Pranab Mukherjee is not going to emerge from 2012 with his reputation intact. His recent Union budget has been so widely panned for messing up investor sentiment and going back to the days of babus-know-best, that it will take several flip-flops to wipe the egg off his face.
But even then the damage has been done. Consider just one day’s critiques.
On Monday, Mukesh Butani, Chairman of BMR Advisors, more or less suggested (in much nicer words) that Mukherjee must have been bluffing when he said that the retrospective amendments to tax overseas transactions were merely a “clarification” on the intent of the 1961 Income Tax Act. They were not really amendments.
However, no one doubts that the clarifications were essentially intended to reverse the Supreme Court’s Vodafone judgment in January. And the Supreme Court threw out the government’s review petition without a second look. This shows what they think about the government’s old law which needed a clarification.
In an article in Business Standard, Butani asks: “I wonder how the intent of a 1961 law would have been to bring such offshore transactions to tax by simply clarifying the terms such as “direct and indirect” or “capital asset in India.”
Overseas transactions involving underlying Indian assets were hardly on anyone’s radar at that time.

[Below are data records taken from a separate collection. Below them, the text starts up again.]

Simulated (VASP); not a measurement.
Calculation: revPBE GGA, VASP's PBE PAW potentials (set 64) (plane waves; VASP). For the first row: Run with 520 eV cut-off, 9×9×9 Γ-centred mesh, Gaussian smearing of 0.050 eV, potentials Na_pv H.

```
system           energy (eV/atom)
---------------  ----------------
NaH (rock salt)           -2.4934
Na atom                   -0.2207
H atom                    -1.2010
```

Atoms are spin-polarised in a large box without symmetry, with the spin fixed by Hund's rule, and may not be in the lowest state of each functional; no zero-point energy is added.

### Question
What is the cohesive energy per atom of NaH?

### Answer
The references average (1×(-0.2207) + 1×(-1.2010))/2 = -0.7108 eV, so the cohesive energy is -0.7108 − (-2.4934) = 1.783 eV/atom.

Butani’s clincher: the 1961 law was more or less the same as the one we had during British rule in a 1922 Act. He asks: “Hypothetically, are we saying that we intended to tax such transactions in the 1920s?”
Touche. Mukherjee should be red in the face.
The real clarifications on a 1922 law can only come from the Brits, whose Chancellor of the Exchequer had the opposite agenda in his meeting with Pranab Mukherjee on Monday. He must have asked Mukherjee to back off on the Vodafone taxation.
Another issue on which the FM will be embarrassed is GAAR – the General Anti-Avoidance Rules introduced in the 2012-13 budget. Faced with an outcry from the stock markets, he announced that GAAR would not apply to investors in participatory notes (P-notes). P-notes are derivative instruments used by an investor abroad who does not wish to advertise his presence in the Indian markets. He invests indirectly through a foreign institutional investor (FII) registered with Sebi. He gets to share profits and losses and dividends through the P-note – which confirms his participation in the transactions.
Pranab-da said last week that P-notes won’t attract GAAR or taxation.
But if that’s the case, what about FIIs themselves? As a report in The Economic Times noted, an FII official raised this query: “The finance minister’s clarification that participatory note holders will not be taxed has raised a bigger concern: does this mean that FIIs investing directly will come under the tax net? Most accountants will not issue an unconditional certificate based on the FM’s statement on television.”
It would also be perverse if P-notes – usually used by hedge funds and benami Indian investors keen on investing their overseas money anonymously – are not taxed, but FIIs are. Legit institutions will then be taxed, but not potential black money transactions.
So, Pranab Mukherjee will have to issue yet another clarification to clarify his clarifications.
His budget is now in a state of utter disrepair.